Interesting observation with table > 1TB

We have a project using SQL 2005 with a table that is several terabytes. This table has a varbinary(max) column with an average length of 150k bytes.

We needed a second copy of the table on a smaller test server to do some other tests and decided that SELECT INTO was our best option because it is minimally logged. The smaller test server is 4CPU with 8GB RAM. Since we had all the SQL products installed on the test server, there was only 4GB allocated to SQL at first. There was plenty of disk space available.

So we ran the SELECT INTO from the test server via a linked server connection to pull the data across. It failed with error 802=Insufficient Memory in the Buffer Pool. After some investigation it was discovered that this is due to the extent allocations needing an entry in the lock manager, which uses space in the buffer pool. Regardless of the hints or isolation level you set, extent locks are still acquired but only held if you have a text field (includes image and varchar(max)) that spans to another extent. In other words, if you don’t have a text field or all the data fits in the same extent, then the extent locks are released immediately.

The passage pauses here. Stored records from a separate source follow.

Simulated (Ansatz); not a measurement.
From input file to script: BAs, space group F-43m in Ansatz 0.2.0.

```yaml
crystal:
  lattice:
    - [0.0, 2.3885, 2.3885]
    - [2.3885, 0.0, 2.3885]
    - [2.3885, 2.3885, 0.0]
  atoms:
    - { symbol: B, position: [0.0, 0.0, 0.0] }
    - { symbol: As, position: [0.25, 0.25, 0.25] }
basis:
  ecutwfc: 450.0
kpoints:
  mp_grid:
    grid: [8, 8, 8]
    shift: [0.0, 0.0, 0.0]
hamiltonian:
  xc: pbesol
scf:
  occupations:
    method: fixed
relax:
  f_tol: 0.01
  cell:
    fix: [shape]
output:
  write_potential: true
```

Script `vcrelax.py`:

In my case, with 150k average text size all rows required new extent allocations. To calculate how many lock entries you will need for this scenario:

Total data size / 64k * 128.

Data writes are done in 64k chunks and each lock entry takes 128 bytes. So a 1 TB table would need 2GB in buffer pool space to hold the locks for a SELECT INTO. The lock manager can have at most 60% of the total memory size available to SQL Server, so you would need a minimum of 4GB in the buffer pool. Keeping some room for the OS and other memory used by SQL, a machine with 8GB RAM would barely be enough.

You might think that the lock escalations that were so well explained by Sunil Agarwal in this blog https://blogs.msdn.com/sqlserverstorageengine/archive/2006/05/17/Lock-escalation.aspx would apply. But it doesn’t because the locks in my situation are not normal table or page locks. They are the locks acquired when allocating a new extent. It will hold them until a commit occurs. And a SELECT INTO has no control over batch or commit size, it happens all as one transaction. In addition, the NOLOCK hint doesn’t do anything to the destination table, only the source table.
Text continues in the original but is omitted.